Index(['id', 'ad', 'education', 'ofjobs', 'yearsexp', 'honors', 'volunteer',
       'military', 'empholes', 'occupspecific', 'occupbroad', 'workinschool',
       'email', 'computerskills', 'specialskills', 'firstname', 'sex', 'race',
       'h', 'l', 'call', 'city', 'kind', 'adid', 'fracblack', 'fracwhite',
       'lmedhhinc', 'fracdropout', 'fraccolp', 'linc', 'col', 'expminreq',
       'schoolreq', 'eoe', 'parent_sales', 'parent_emp', 'branch_sales',
       'branch_emp', 'fed', 'fracblack_empzip', 'fracwhite_empzip',
       'lmedhhinc_empzip', 'fracdropout_empzip', 'fraccolp_empzip',
       'linc_empzip', 'manager', 'supervisor', 'secretary', 'offsupport',
       'salesrep', 'retailsales', 'req', 'expreq', 'comreq', 'educreq',
       'compreq', 'orgreq', 'manuf', 'transcom', 'bankreal', 'trade',
       'busservice', 'othservice', 'missind', 'ownership'],
      dtype='object')
['w' 'b']
[ 0.  1.]


In [88]:
# get calls grouped by race
call_data = data[['race', 'call']].groupby('race')
# get percentage of callbacks for each group
call_data_pct = call_data.sum() / call_data.count()

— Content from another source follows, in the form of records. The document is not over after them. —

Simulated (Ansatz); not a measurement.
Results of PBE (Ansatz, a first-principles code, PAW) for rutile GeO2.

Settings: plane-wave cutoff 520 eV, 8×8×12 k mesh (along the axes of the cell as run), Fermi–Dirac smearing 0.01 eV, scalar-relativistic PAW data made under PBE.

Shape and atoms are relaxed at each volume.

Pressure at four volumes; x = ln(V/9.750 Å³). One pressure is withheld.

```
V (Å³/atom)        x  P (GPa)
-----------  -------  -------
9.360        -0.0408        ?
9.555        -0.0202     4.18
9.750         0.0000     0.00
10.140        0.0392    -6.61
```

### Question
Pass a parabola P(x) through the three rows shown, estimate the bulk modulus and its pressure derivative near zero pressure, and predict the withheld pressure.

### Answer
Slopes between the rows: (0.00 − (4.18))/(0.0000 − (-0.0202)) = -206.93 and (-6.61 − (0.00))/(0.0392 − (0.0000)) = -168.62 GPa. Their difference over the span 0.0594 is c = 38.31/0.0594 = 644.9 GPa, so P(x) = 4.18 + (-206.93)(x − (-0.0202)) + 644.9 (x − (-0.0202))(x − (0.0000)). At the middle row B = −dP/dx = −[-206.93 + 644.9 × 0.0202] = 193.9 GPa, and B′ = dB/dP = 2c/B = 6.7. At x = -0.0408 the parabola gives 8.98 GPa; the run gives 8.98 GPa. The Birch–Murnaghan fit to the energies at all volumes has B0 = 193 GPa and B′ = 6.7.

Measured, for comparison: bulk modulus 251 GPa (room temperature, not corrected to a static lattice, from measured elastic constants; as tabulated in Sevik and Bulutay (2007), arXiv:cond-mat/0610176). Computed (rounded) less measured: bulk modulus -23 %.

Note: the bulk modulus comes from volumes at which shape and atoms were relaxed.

# save to varibles p_w and p_b
p_w = float(call_data_pct.loc['w'])
p_b = float(call_data_pct.loc['b'])

# get the counts for each group
n_w = len(data[data['race']=='w'])
n_b = len(data[data['race']=='b'])

print(p_w, p_b)
print(n_w, n_b)

0.09650924024640657 0.06447638603696099
2435 2435


#### Question 1
For this problem, we would want to apply a difference in proportion hypothesis test. In the data, the values for race are either 'w' for white or 'b' for black. The values for callback are either 1 for called back or 0 for not called back.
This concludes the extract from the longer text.